A Look at Teacher Diversity

More than 60 years after the ruling in Brown v. Board of Education was handed down, its promise remains unfulfilled. In many respects, America’s public schools continue to be “separate and unequal.” Indeed, the growing resegregation of American schools by race and ethnicity, compounded by economic class segregation, has become the dominant trend in American education.

Recent research documenting this growing school segregation has received some public attention (though arguably less than such a weighty matter should command).1 Comparatively little attention has been paid to an important related issue, however—the state of racial and ethnic diversity in America’s teaching force. For the general public, basic facts about teacher diversity are difficult to understand or inaccessible.

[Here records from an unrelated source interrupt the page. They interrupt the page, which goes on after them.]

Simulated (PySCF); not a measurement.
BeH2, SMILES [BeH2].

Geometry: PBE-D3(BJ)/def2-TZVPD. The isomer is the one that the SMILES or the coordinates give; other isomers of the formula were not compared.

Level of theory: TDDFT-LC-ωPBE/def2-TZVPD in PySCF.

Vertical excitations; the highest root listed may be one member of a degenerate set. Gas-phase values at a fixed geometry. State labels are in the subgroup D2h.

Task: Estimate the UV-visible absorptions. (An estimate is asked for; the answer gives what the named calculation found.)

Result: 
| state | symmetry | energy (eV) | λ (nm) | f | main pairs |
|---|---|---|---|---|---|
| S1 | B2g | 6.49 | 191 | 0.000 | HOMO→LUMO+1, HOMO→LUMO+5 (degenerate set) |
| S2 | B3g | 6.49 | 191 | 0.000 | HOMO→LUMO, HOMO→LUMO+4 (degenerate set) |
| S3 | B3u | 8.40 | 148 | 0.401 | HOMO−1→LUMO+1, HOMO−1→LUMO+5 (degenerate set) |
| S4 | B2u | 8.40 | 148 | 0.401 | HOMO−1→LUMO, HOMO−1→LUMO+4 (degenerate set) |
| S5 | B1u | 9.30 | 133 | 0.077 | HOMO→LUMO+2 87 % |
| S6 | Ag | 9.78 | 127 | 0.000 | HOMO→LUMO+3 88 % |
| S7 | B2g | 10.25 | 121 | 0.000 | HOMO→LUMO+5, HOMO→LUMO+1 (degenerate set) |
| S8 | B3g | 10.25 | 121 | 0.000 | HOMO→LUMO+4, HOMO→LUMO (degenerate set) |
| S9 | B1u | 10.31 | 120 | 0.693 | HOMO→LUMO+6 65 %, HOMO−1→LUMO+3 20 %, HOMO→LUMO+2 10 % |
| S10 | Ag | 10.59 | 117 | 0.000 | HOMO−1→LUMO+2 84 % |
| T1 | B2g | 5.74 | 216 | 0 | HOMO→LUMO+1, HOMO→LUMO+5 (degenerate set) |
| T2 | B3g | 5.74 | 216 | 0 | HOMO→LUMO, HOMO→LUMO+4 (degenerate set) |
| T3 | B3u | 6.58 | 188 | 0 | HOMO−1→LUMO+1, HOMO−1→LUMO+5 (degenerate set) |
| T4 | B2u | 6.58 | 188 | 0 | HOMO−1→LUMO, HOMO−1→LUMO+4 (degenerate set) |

The Albert Shanker Institute, working with Richard Ingersoll of the University of Pennsylvania, undertook the challenge of pulling together what research there is, and conducting original research where data were lacking, in order to provide a factual basis for public discussion and further research.

In September 2015, the institute published The State of Teacher Diversity in American Education, a major report (summarized here) that found teacher diversity in the United States to be an area of concern. The teacher workforce has become less ethnically and racially diverse and more female over time, a development that has adversely affected students, particularly males of color.

Based on Ingersoll’s national analysis of data, limited progress toward greater diversity is being made, but not nearly enough to meet the need for more teachers of color.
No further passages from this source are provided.